Tuesday was a good first day of the year for the stock market, with major market benchmarks climbing between half a percent and a full percent. Investors continued to celebrate the potential for further gains in 2017, with changes in the U.S. political leadership perhaps spurring more business-friendly initiatives that could boost profits.

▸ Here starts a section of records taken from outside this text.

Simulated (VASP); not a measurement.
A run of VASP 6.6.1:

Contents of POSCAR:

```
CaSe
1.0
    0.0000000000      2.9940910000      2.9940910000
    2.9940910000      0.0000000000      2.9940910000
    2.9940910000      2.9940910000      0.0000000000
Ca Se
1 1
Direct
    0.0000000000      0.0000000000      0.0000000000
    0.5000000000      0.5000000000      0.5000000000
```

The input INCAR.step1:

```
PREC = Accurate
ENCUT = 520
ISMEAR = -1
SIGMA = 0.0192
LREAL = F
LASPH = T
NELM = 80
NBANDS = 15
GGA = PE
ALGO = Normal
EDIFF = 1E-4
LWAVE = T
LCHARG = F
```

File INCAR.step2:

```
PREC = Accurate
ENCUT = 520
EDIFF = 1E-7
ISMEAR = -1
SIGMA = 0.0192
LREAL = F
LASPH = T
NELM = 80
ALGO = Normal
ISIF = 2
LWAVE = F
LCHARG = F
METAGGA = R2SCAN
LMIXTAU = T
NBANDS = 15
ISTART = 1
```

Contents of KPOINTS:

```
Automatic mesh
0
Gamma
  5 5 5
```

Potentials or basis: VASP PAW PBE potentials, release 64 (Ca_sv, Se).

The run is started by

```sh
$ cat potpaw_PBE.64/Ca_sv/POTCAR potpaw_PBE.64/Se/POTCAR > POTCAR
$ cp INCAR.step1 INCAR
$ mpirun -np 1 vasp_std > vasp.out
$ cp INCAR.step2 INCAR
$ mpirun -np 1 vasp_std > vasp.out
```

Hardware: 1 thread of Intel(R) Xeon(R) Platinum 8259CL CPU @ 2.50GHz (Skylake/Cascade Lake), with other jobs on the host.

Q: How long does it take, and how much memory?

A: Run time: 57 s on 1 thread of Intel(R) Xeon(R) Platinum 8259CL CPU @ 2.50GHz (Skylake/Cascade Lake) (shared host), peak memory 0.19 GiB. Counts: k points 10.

Yet even though many stocks moved higher along with the broader market, some companies didn't seem to benefit from the upbeat mood on Wall Street. In particular, DSW (NYSE:DBI), Endurance International Group Holdings (NASDAQ:EIGI), and Ferroglobe (NASDAQ:GSM) were among the worst performers on the day. Below, we'll look more closely at these stocks to tell you why they did so poorly.
DSW gets mixed reviews
DSW finished down 7% after investors gave more weight to one analyst's downgrade of the shoe retailer's stock than to another analyst's upgrade. Jefferies analysts cut their rating on DSW from buy to hold, arguing that strong competition in the retail space could hamper the company's ability to make good on promises to bolster its sales over the long run. The analyst company pointed specifically to higher demand at lower price points, which could negatively affect revenue and same-store sales even if traffic figures improve. Jefferies also reduced its price target from $28 to $25 per share. Investors apparently found that argument more compelling than a more bullish thesis at Standpoint Research, where analysts upgraded the stock from hold to buy, and a lot will depend on whether DSW can outpace its rivals in the shoe retail sector to find ways to produce stronger than expected performance.
Endurance takes a Goldman hit
Endurance International Group Holdings plunged 16% in the wake of a downgrade from analysts at Goldman Sachs. The analyst company reduced its rating on the cloud-based technology solutions company from neutral to sell, and the subsequent drop resulted in Endurance giving up nearly all of its gains since the November election. Other cloud computing specialists didn't follow Endurance's move downward, suggesting that the drop in the company's stock is more specific to its own individual prospects. At least in this case, it's apparent that investors might have been waiting to take profits until 2017 began in order to defer capital gains for another year.
Ferroglobe sees a key departure
Finally, Ferroglobe fell 14%. The producer of silicon metal and alloys said that Executive Chairman Alan Kestenbaum had resigned effective Dec. 31, making way for Javier Lopez Madrid to take over the chair role on the company's board of directors. Kestenbaum will stay on as senior advisor, working with Lopez Madrid to ensure a smooth transition. The departing chairman said that he intends to remain a significant shareholder in the company going forward, but investors didn't seem to be as comfortable with the key departure of the founder of Globe Specialty Metals. Still, the bigger question for Ferroglobe is whether it can continue to benefit from a resurgence in interest in commodities. If it can, then the stock could easily rebound from today's losses.